On Thu, Oct 23, 2008 at 06:25:12PM +1100, Sisyphus wrote:

> If, say, your Inline working directory is /home/david/.inline ... and you 
> test Inline::CPP ... and after the tests have been run the config file in 
> /home/david/.inline does *not* get cleaned up, then when you subsequently 
> test PDL, the inlinepdlpp.t tests are bound to fail because that 
> pre-existing config file (that the Inline::CPP tests wrote) won't specify 
> 'Pdlpp'.

Inline::Pdlpp can reasonably expect users to also be using Inline::CPP.
The only time I would expect Inline::Foo to fall over because of
Inline::Bar is if Inline::Bar left some broken thing behind.

See my other messages for why that's not a realistic test.

> 2) Provide a separate Inline working directory for each inline-ish module 
> that is tested.

That would probably require a patch in Inline itself - unless ...

> It looks like the next devel release of PDL might try to set the Inline 
> working directory to a specific directory other than the 
> PERL_INLINE_DIRECTORY.

But in the interests of avoiding duplication of work - and the
consequent bugs - it would be better if Inline itself did this, I think.

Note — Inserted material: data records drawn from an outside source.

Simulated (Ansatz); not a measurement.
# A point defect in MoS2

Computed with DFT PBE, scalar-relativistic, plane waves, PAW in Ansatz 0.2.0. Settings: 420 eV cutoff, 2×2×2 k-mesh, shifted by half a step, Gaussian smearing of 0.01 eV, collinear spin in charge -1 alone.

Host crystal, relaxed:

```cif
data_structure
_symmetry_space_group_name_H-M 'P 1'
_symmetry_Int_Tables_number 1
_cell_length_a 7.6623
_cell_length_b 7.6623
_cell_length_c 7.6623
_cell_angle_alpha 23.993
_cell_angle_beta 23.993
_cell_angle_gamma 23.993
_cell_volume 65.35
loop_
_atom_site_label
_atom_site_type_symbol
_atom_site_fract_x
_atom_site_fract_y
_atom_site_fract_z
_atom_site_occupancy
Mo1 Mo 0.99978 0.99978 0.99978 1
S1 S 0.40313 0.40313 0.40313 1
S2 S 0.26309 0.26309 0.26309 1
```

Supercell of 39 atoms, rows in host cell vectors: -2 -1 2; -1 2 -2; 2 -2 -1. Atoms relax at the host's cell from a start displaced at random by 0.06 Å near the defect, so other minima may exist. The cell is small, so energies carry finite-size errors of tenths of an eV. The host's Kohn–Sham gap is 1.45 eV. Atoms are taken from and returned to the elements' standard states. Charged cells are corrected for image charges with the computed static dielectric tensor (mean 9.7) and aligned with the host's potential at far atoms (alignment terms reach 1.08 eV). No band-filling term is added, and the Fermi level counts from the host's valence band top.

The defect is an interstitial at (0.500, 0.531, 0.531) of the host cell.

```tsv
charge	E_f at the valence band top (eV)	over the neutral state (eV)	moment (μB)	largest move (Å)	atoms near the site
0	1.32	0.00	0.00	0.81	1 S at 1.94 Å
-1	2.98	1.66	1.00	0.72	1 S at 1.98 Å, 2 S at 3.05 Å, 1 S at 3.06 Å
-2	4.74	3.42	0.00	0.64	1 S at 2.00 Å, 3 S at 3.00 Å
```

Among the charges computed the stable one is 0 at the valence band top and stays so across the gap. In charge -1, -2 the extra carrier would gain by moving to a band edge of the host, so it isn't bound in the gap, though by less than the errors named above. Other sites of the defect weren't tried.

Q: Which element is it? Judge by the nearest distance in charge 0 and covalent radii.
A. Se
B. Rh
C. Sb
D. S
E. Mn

>                        However, I suspect that the PERL_INLINE_DIRECTORY 
> environment variable might override that setting.

I would think you'd be OK.  Simply wrap any access to Inline-ish things
in something like ...

{ local %ENV;
  $ENV{PERL_INLINE_DIRECTORY} = catdir($ENV{PERL_INLINE_DIRECTORY},
  'Pdlpp');
  
  ...
}

(you can localise %ENV, right?)

> [Ingy not handing over maintenance or doing another release]

Any particular reason why you don't think he'd do that?

-- 
David Cantrell | Reality Engineer, Ministry of Information

  Longum iter est per praecepta, breve et efficax per exempla.